2.4. Multi-Scale Detection

On the SAR ship dataset, the proportion of ship targets of different sizes is imbalanced. Therefore, some researchers have studied multi-scale detection methods to improve the detection ability of ship targets of different sizes. Multi-scale detection mainly realizes two parts of optimization, namely multi-scale feature fusion and the receptive field increasement. Liu et al. [34] embedded the receptive field block (RFB) into YOLOv4 to solve the problem of SAR ship scale diversity, which improved the performance of the model to detect multi-scale ship targets. Yu et al. [35] designed a FASC-Net which increased the receptive field of the feature map through the spatial pyramid pooling (SPP) module and performed feature fusion through the channel-attention path enhancement (CAPE) module to better predict SAR ship targets of different sizes. Wei et al. [36] proposed a high-resolution feature pyramid Network (HRFPN) which utilized feature maps of high-resolution and low-resolution convolutions to achieve more accurate multi-scale detection. Zhang et al. [37] proposed a quad feature pyramid network (quad-FPN) to gradually improve the SAR ship detection performance by connecting four types of FPN networks. The multi-scale detection mechanisms proposed above all have achieved good performance, but there is still room for further optimization. Based on the principle of receptive field in brain neurons, this paper proposes an adaptive receptive field method to further improve the accuracy of multi-scale detection.

3. Materials and Methods

3.1. Overall Framework

MEA-Net is designed on the baseline YOLOX-Nano [38] which is lightweight and has strong generalization ability. The overall framework is shown in Figure 1.

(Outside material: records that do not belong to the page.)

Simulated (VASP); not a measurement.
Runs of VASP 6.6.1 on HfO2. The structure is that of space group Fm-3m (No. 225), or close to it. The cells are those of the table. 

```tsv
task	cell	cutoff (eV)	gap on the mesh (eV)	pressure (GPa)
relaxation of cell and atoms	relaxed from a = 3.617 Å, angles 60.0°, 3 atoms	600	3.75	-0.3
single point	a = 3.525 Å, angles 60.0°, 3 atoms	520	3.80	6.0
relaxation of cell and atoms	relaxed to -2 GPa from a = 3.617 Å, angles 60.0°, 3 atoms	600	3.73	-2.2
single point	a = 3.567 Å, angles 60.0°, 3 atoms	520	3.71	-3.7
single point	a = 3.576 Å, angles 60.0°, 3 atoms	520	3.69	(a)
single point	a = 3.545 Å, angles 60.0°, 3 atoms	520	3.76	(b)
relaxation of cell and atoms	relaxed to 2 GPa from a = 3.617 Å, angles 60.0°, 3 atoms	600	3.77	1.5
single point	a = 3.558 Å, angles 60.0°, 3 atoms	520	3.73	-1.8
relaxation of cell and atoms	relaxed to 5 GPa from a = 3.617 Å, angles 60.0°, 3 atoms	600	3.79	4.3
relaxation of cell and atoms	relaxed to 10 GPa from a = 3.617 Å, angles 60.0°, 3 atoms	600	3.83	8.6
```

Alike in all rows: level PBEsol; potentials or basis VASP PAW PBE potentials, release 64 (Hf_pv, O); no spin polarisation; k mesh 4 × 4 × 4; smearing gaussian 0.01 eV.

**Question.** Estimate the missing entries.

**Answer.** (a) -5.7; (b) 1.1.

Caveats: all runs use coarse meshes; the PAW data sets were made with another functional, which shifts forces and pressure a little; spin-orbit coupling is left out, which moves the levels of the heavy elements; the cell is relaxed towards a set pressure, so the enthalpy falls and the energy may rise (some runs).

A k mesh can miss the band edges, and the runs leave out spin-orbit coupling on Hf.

Firstly, in the input part, we propose a mask data balance augmentation (MDBA) method which can effectively solve the data imbalance problem of inshore and offshore ship targets on the dataset to enhance the ability of the model to detect ship targets in different positions and backgrounds. Secondly, to improve the feature extraction capability of the model, we propose a lightweight efficient attention mechanism (EAM) module to be embedded into the CSPDarknet53 backbone network. Thirdly, at the front of the PANet neck network, we propose an adaptive receptive field block (ARFB) for multi-scale detection which fuses local and global features during feature extraction to enhance the ability of the model to detect objects of different sizes. Finally, the Decouple-Head technology is used to achieve accurate detection, and the non-maximum suppression (NMS) algorithm is used to eliminate redundant detection boxes to find the correct position of the SAR ship targets.

3.2. MDBA Method

SAR inshore ship targets are easily affected by land, such as ports and coasts, which results in low accuracy and high missed detection rates for inshore ship targets. Therefore, we propose a MDBA method to solve the large gap in the amount of inshore and offshore SAR ship targets on the dataset. In the process of data augmentation, if there are both inshore and offshore ship targets in the SAR image, mask windows are used to remove the offshore targets and then transfer into the model for training. In this way, the number of inshore ship targets during model training is increased, while the number of offshore ship targets is suppressed. The algorithm steps are shown in Figure 2. We pass the SAR image into the MDBA method to determine whether it contains land. If land is not included, data augmentation is not performed in this SAR image. If land is included, after traversing all the ship targets in the entire image, the inshore ship targets are kept and the offshore ship targets are removed through mask windows. After that, the image is flipped and rotated at different angles for data augmentation. There are two important links here, one is to determine whether the SAR image contains land, and the other is to determine whether the ship target is inshore or offshore.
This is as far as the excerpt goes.